Now that the primary dust has settled, two conclusions are pretty obvious in the county commissioners' race: (a) there is significant resistance to the idea of reckless, unbridled growth in Frederick County; and (b) name recognition is an even more important attribute than a candidate's stand on growth.
There just doesn't seem to be an alternative explanation for the rather schizophrenic menu of commissioner nominees selected by the Republican primary voters. The two most developer-friendly candidates, incumbents Mike Cady and John Lovell, perched themselves at the top two spots.

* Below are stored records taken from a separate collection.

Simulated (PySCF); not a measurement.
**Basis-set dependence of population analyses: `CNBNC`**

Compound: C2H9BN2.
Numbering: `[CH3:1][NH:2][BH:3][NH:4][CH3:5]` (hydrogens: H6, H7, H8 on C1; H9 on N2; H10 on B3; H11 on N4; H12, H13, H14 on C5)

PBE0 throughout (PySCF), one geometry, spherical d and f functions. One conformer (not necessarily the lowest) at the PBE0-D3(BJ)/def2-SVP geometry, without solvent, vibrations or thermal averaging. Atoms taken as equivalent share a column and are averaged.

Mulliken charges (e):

But they were closely followed by the resolute slow-growther (being generous) Lennie Thompson, who survived a barrage of blistering attacks from all corners, and David Gray, another slow-growther with high name recognition.
Rounding out the top five was Charles Jenkins, who is somewhere in between on growth issues, though certainly closer to Mr. Cady than to Mr. Thompson. The similarly-inclined Billy Shreve finished just barely off the pace.
Given the tight bunching of the top six and the large gap between Mr. Shreve and the rest of the pack, it appears that it really was mostly about name recognition. But whatever the voters' rationale, the stark reality is that the outcome turned out extremely dicey for developer interests.
Only three of the nine candidates in the general election - Mr. Cady, Mr. Lovell, and Mr. Jenkins - can reasonably be considered to be builder-friendly. There's nothing intrinsically wrong with that, of course - people need to live somewhere; but as it stands now, considering the controlled-growth values of the Democratic candidates, it doesn't appear too likely that the next Board of County Commissioners is going to be approving any sequels to the New Market Region Plan.
In order to proceed with growth-business-as-usual, the next commissioner board will have to include Mr. Cady, Mr. Lovell, and Mr. Jenkins. Arriving at this permutation is going to be an extremely challenging task for builders' interests, though; it's pretty clear that (a) Lennie Thompson is just not going to be moved (if he overcame those vicious front-group assaults on him, he'll get through anything); and (b) Jan Gardner's bipartisan, broad-based appeal makes her extremely tough to dislodge. The developer interests have no margin for error.
So that leaves Mr. Gray and the other three Democrats in the race - Kai Hagen, Dick Floyd, and Ron Wolf. To get their trifecta, the builder interests are going to have to make sure none of them settles into a commissioner's seat. But it's hard to see how this is going to happen.
David Gray, as a former Commissioner, enjoys excellent name recognition and popularity, as evidenced by his strong finish despite his relatively meager sign presence and lack of a website. And since he's a former Democrat, it's difficult to see his appeal declining as he moves onto the general.
Kai Hagen has been running a relentless, precision-tooled campaign, thanks in part to the contributions of his talented young manager Adam Schultz. He has drawn overwhelming grassroots support, raising more funds than the ultra-established Mr. Cady and Mr. Lovell over the last reporting cycle. And if lawn signs could vote, he'd win in a landslide (pardon the pun).
Dick Floyd is perhaps the most strict when it comes to growth policy - a viewpoint that carries significant appeal among Frederick County denizens. And Ron Wolf, also running on a controlled-growth platform, also boasts a strong constituency.
It is very hard to see how all of those candidates will fall short of the top five. There's not much wiggle room here for the builders - and I suspect they know this. They're going to have to get creative.
How will they do this? My guess is that they'll try to re-define the parameters of the election so that the growth issue takes a backseat to some other issue in which they can place Mr. Cady, Mr. Lovell, and Mr. Jenkins on one side and everyone else on the other side. It is an old trick - change the subject and then perform a bait-and-switch. I hope the candidates are ready. This could get ugly.
The builders have their work cut out for them. It's hard to see how they'll pull it off, but it won't be for any lack of trying.